Skip to content

2.0.0 Release notes

GeoAnalytics Engine 2.0.0 includes a new suite of functions and tools for working with raster data, so that you can use both raster and vector data together in your big data spatial analysis workflows. GeoAnalytics Engine 2.0.0 also includes a variety of enhancements to previously-released tools and functions, as well as performance and usability improvements throughout the API. Support has also been added for new Apache Spark versions and cloud runtimes, including new Databricks and AWS EMR runtime versions.

Version 2.0.0 is a major release of GeoAnalytics Engine and includes minimal breaking changes that may impact some workflows established with GeoAnalytics Engine 1.x. For more information, see the Breaking API changes section below.

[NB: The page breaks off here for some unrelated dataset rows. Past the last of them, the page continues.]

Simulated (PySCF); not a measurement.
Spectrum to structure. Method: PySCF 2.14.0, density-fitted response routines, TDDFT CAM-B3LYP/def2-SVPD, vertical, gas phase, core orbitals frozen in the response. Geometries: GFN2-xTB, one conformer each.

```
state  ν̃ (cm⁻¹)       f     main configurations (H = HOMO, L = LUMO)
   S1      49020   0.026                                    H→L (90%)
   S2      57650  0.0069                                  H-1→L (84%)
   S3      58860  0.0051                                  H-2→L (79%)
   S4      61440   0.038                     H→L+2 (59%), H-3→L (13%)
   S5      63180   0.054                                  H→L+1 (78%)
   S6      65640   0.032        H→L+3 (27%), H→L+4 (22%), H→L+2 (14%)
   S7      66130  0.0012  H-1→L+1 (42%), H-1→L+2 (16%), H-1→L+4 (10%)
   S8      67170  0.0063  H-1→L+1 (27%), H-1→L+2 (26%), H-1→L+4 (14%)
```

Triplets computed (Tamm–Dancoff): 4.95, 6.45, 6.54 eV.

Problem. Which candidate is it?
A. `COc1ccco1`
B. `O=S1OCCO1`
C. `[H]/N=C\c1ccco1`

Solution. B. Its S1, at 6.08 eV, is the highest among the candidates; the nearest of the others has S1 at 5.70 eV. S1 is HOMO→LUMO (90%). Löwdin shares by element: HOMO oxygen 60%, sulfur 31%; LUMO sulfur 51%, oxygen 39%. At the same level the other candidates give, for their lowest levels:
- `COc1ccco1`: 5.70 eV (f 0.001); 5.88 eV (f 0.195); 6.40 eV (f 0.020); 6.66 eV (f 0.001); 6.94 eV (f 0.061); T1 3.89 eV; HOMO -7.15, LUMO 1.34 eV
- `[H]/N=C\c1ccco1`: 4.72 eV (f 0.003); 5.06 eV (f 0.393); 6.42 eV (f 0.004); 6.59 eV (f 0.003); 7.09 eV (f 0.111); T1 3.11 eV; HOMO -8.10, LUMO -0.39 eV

Added support for raster data and analysis

Read, write, and visualize raster data

Geoanalytics Engine 2.0.0 includes a new raster data type for storing both raster values and raster references in Spark DataFrames. When reading from most raster data sources, rasters are tiled and each tile is stored as a separate record in a raster column, enabling scalable distributed analysis.

Using the raster data source, you can now read from common raster file types like GeoTIFF, Cloud Optimized GeoTIFF, and PNG, and write results back to those same file types as well.

The new Raster Python class enables both converting NumPy arrays to GeoAnalytics rasters, as well as exporting GeoAnalytics rasters to NumPy arrays, for integration with many data science and machine learning Python libraries.

This release also adds support for reading and writing image services hosted in ArcGIS Online with the image-service data source. This allows you to easily bring in hosted imagery data from your ArcGIS Online organization or the Living Atlas of the World, and then write results back for sharing and visualization. The image-service data source currently supports reading but not writing image services hosted in ArcGIS Enterprise.

For quick visualization in a PySpark notebook, you can plot rasters on basemaps using rt.plot, a lightweight raster plotting API that extends matplotlib. You can use rt.plot along with st.plot to view both rasters and vector geometries together in a single plot. For more information see Visualize results with rt.plot().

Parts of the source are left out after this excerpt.